T&G Global has agreed to buy Freshmax Group's domestic New Zealand business for $30 million, the same day that it warned profit would more than halve.

The fruit exporter said it wants to strengthen its New Zealand produce business with the acquisition. The price is on a debt free and cash free basis, and the deal is subject to several conditions, including Commerce Commission approval, T&G said in a statement to the stock exchange.

T&G will take on three Freshmax market sites in Auckland, Wellington and Christchurch and distribution services throughout New Zealand, Freshmax said in a statement.

The sale does not include any of Freshmax's pipfruit, international, Australian or intellectual property holdings.


Freshmax chief executive Murray McCallum said the sale will free it up to focus on export growth, including the potential for further investment across its core categories and IP.

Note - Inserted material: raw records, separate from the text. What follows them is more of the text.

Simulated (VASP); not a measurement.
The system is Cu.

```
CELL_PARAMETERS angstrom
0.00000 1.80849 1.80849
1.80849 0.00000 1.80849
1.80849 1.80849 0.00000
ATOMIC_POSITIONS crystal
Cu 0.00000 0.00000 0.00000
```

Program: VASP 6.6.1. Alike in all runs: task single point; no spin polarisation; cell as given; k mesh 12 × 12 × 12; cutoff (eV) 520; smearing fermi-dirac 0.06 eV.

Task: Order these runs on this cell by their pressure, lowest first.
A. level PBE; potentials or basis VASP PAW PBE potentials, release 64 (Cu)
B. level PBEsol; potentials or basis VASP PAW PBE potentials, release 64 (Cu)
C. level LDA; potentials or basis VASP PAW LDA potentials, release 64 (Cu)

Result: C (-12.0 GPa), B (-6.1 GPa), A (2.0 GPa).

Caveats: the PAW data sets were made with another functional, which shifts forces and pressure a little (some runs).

T&G Global chief executive Gareth Edgecombe said "this acquisition demonstrates a strong commitment to our domestic business on which we were founded 122 years ago and signals the importance of having a vibrant home market for our Kiwi-based company with a global footprint."

T&G is controlled by Germany's BayWa, which owns about three-quarters of the stock. The shares were unchanged at $2.97 when trading opened.

Separately, T&G warned calendar 2019 profit would be between $2m and $4m, less than half the $8.3m reported in 2018. That included restructuring costs, revised holiday pay entitlements, and new lease accounting standards.

When reporting its first-half result in August, the company had said the outlook for the rest of 2019 was better than in 2018, and that the benefits of restructuring should start appearing.

Today, it said its trading results were stronger as its international trading business offset inclement weather hampering the New Zealand apple season.